Phase 1: Supervised Bootstrapping
Train the base Aegir model on Column Type Annotation (CTA) and Column Property Annotation (CPA) benchmarks with byte-level input. This phase establishes baseline performance and validates the hierarchical architecture on real tabular data.
Objective
Produce a single Aegir checkpoint that achieves competitive F1 scores on standard CTA/CPA benchmarks, operating directly on raw byte sequences (no external tokenizer).
Target Datasets
| Dataset | Task | Tables | Columns | Label Classes |
|---|---|---|---|---|
| SOTAB-CTA | Column Type Annotation | ~50k | ~500k | 91 semantic types |
| GitTables | CTA (large-scale) | ~1.5M | ~15M | Schema.org types |
| WikiTables | CTA/CPA | ~1.7M | ~6M | DBpedia ontology |
Baseline F1 Targets
These targets are based on published results from SOTAB and Retrieve-and-Verify:
| Benchmark | Metric | Target F1 |
|---|---|---|
| SOTAB-CTA (easy) | Macro F1 | > 0.85 |
| SOTAB-CTA (hard) | Macro F1 | > 0.65 |
| SOTAB-CPA | Macro F1 | > 0.75 |
Byte-Level Input
Aegir operates on raw byte sequences (vocab_size=65536 to cover byte values plus special tokens). Tables are serialized into a linear byte stream with role markers distinguishing the target column from context columns.
Dynamic chunking learns tokenization from raw bytes. The RoutingModule in the hierarchical backbone predicts chunk boundaries based on cosine similarity between adjacent hidden states. This means the model discovers its own sub-word units during training, adapting segmentation to the statistics of tabular data rather than relying on a fixed tokenizer trained on natural language.
Serialization Format
Tables are serialized using the format in src/aegir/data/serialization.py:
[CLS] col_name: val1 | val2 | val3 [SEP] ctx_col1: v1 | v2 [SEP] ctx_col2: ...

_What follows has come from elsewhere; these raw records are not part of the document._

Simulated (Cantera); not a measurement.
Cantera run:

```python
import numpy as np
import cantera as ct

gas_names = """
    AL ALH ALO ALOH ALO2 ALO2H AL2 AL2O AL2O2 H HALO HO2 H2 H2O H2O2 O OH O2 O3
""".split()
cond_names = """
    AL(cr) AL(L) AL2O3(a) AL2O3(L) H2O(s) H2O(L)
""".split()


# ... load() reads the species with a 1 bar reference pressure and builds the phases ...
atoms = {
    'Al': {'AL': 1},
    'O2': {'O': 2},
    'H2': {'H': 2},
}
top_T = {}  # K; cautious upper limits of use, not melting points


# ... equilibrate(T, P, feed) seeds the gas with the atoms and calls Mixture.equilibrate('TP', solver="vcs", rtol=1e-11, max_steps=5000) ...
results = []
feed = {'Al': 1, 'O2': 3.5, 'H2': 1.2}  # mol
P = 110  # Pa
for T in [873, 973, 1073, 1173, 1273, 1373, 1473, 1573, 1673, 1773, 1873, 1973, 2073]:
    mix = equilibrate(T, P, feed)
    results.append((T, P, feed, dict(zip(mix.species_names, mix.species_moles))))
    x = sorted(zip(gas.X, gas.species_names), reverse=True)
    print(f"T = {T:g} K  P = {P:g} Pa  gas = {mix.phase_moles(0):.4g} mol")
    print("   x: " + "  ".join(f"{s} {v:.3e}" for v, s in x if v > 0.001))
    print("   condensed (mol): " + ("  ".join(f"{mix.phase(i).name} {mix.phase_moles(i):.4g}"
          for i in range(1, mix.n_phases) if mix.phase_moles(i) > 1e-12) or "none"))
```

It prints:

The target column comes first, followed by context columns selected via MMR (Maximal Marginal Relevance) to maximize diversity while staying within the byte budget.
Training Configuration
Single-GPU (Development)
uv run --no-sync python train.py \
--model-size tiny \
--epochs 30 \
--batch-size 32 \
--lr 3e-4
Multi-GPU with DDP
uv run --no-sync torchrun --nproc_per_node=6 train.py \
--model-size small \
--epochs 100 \
--batch-size 64 \
--lr 1e-4
Training uses:
- DDP (DistributedDataParallel) across GPUs
- AMP (Automatic Mixed Precision) with bf16
- Cosine LR schedule with linear warmup
- Load balancing loss adapted from H-Net to regularize dynamic chunking
Model Sizes
| Size | d_model | Layers | Parameters | Use Case |
|---|---|---|---|---|
| tiny | [128, 192, 192] | ~10 | ~2M | Smoke tests, CI |
| small | [256, 384, 384] | ~20 | ~15M | Development, ablations |
| base | [512, 768, 768] | ~40 | ~120M | Benchmark evaluation |
Success Criteria
Phase 1 is complete when:
- The base model meets or exceeds F1 targets on SOTAB-CTA/CPA
- Dynamic chunking converges to stable boundary predictions (no degenerate all-boundary or no-boundary patterns)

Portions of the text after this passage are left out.